The adoption of the EU-US Privacy Shield should be welcomed by insurers.
Data transfers between EU- and US-based companies have been in a state of flux since last year when the Safe Harbour scheme was invalidated by the Court of Justice of the EU in Maximillian Schrems v Information Commissioner, following a case brought by the EU privacy champion, Max Schrems.
At the time, the scheme was one of the main mechanisms used by EU- and US-based companies to transfer data to the US in compliance with EU personal data protection rules. EU companies that had relied on the Safe Harbour scheme and wished to continue transferring data to the US following the Schrems decision were required to put in place alternative data transfer mechanisms.
On July 12, the European Commission adopted a replacement to the scheme known as the EU-US Privacy Shield. Similar to the Safe Harbour scheme, it is a self-certification system whereby US organisations commit to a set of privacy principles, the idea being that these privacy principles meet EU personal data protection rules and are guaranteed through a number of safeguards.
The increased safeguards under the EU-US Privacy Shield, in response to the Schrems decision, include: stronger obligations on US companies handling EU data; increased redress mechanisms for European citizens that consider their data has been misused; and written assurances from the US that the usage of data by US government authorities will be subject to clear limitations and safeguards, with complaints relating to data usage by US government authorities now being dealt with by an independent Ombudsman.
The adoption of the EU-US Privacy Shield should be welcomed by insurers as it restores a self-certification data transfer mechanism. However, there are two expected challenges to the new mechanism already on the horizon which provides uncertainty as to whether the mechanism will hold up to scrutiny.

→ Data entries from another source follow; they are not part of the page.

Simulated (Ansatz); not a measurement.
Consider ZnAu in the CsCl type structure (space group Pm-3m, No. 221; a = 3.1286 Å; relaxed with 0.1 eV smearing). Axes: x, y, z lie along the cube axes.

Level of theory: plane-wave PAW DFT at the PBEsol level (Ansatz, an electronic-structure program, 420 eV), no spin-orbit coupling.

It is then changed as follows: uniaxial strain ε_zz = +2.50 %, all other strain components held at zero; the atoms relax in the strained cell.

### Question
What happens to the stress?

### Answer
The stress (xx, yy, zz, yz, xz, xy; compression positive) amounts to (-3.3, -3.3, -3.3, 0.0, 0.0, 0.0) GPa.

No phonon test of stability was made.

Firstly, the Article 29 Working Party, the independent advisory body made up of representatives from all the EU data protection authorities, was heavily critical of a previous draft of the EU-US Privacy Shield and will shortly provide its opinion on the final version. Although not binding, a similar critical opinion may cause insurers to treat the mechanism with caution.
Secondly, the validity of the EU-US Privacy Shield is likely to be challenged in the courts, perhaps even by Max Schrems, since many observers do not feel it has gone far enough in addressing the issues that led to the invalidation of the Safe Harbor scheme.
While some insurers may wish to use alternative transfer mechanisms, these are not without disadvantages. For example, model contract clauses are a heavy administrative burden and are currently subject to challenge by Max Schrems on grounds similar to that which resulted in the Safe Harbor scheme being held to be invalid.
Insurers should continue to monitor developments in the area of EU-US data transfers alongside their preparations for the General Data Protection Regulation, which will enter into force in the UK and elsewhere in Europe in May 2018 and is the biggest change in the European data protection landscape for more than a generation.